Of course, I'd really like to understand why a boat once turned tends to continue to turn. So far I've come up with these but haven't digested them in detail...



While we’re on this subject…
Maybe I am doing something “wrong,” but when I am about to do a hanging draw/sideslip/whatever, I practice it three ways.

Let’s say I am going to do the hd/ss on my right, going forward. If my last forward stroke was on the left, it is harder to prevent the bow from turning to the right a little bit than if my last stroke was on the right–the same side. Also, I practice it by moving the blade–still in the water–directly from the last right-side forward stroke to the hd/ss position (quickly slice and move forward towards the cockpit, then open up blade angle).

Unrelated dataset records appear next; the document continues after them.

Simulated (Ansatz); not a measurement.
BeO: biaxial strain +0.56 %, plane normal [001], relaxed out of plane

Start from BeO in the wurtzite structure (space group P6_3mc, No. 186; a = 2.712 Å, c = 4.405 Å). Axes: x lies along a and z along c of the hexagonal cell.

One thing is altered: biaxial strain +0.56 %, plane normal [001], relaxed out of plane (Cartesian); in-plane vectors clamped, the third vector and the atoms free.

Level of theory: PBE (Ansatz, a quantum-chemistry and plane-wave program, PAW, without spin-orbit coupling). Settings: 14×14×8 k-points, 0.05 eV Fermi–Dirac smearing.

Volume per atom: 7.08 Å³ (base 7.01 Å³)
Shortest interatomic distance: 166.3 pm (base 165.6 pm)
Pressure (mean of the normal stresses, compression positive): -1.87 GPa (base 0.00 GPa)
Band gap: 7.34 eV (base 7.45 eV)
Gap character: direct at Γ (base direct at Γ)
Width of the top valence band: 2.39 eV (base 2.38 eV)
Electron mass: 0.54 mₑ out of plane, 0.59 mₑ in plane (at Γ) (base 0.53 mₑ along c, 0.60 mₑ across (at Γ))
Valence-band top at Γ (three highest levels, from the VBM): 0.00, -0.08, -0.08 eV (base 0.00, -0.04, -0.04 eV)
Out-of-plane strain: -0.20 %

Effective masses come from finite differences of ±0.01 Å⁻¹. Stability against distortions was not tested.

Is there supposed to be one “correct” way to set up for the hd/ss? I have assumed that it’s good to practice all three ways for each direction and side.

Yes, good to practice all ways…

And here’s another – take a draw-on-the-move on the side you want to slip towards, but as you finish with the blade near the boat, move the paddle and blade into the hd/ss position. That way you get a head start on sideslipping.

As for small tendencies to yaw one way or another, just make a quick correction by moving the paddle (in hd/ss position) quickly forward or backward – forward to turn toward the blade, backward vice-versa. When you get good at that, you can make such a smooth, quick correction that it will barely compromise the nice parallel sideslip.

And after a while, you get to know exactly where to put the paddle in any situation. Of course, when you change boats, that changes a bit too, as it does with different speeds, etc.


Pressure on the bow
"Of course, there is no actual turn, since a good hanging draw / sideslip will send the boat perfectly sideways" Perfectly side ways but with the bow slightly off set i.e. slightly diagonal to the direction of forward movement and away from the direction of sideways movement. This may be slight enough to apear non existant but is there. This puts pressure on one side of the bow which balances the paddles drag tending to turn the kayak.

“…once turned tends to continue to turn” and the turn may decrease in radius. As the turn starts the kayak becomes diagonal to the direction of forward travel, this creates pressure on the bow pushing it side ways and reinforcing the turn, as the bow gets pushed sideways it becomes more diagonal and thus gets pushed more powerfully sideways, kinda snow ball effect. Plus all the eddies, vortices, high and low pressure areas etc. As long as the kayak is moving the pressure remains the extent to which the turn “snow balls” seems dependant on hull shape design/edge and speed.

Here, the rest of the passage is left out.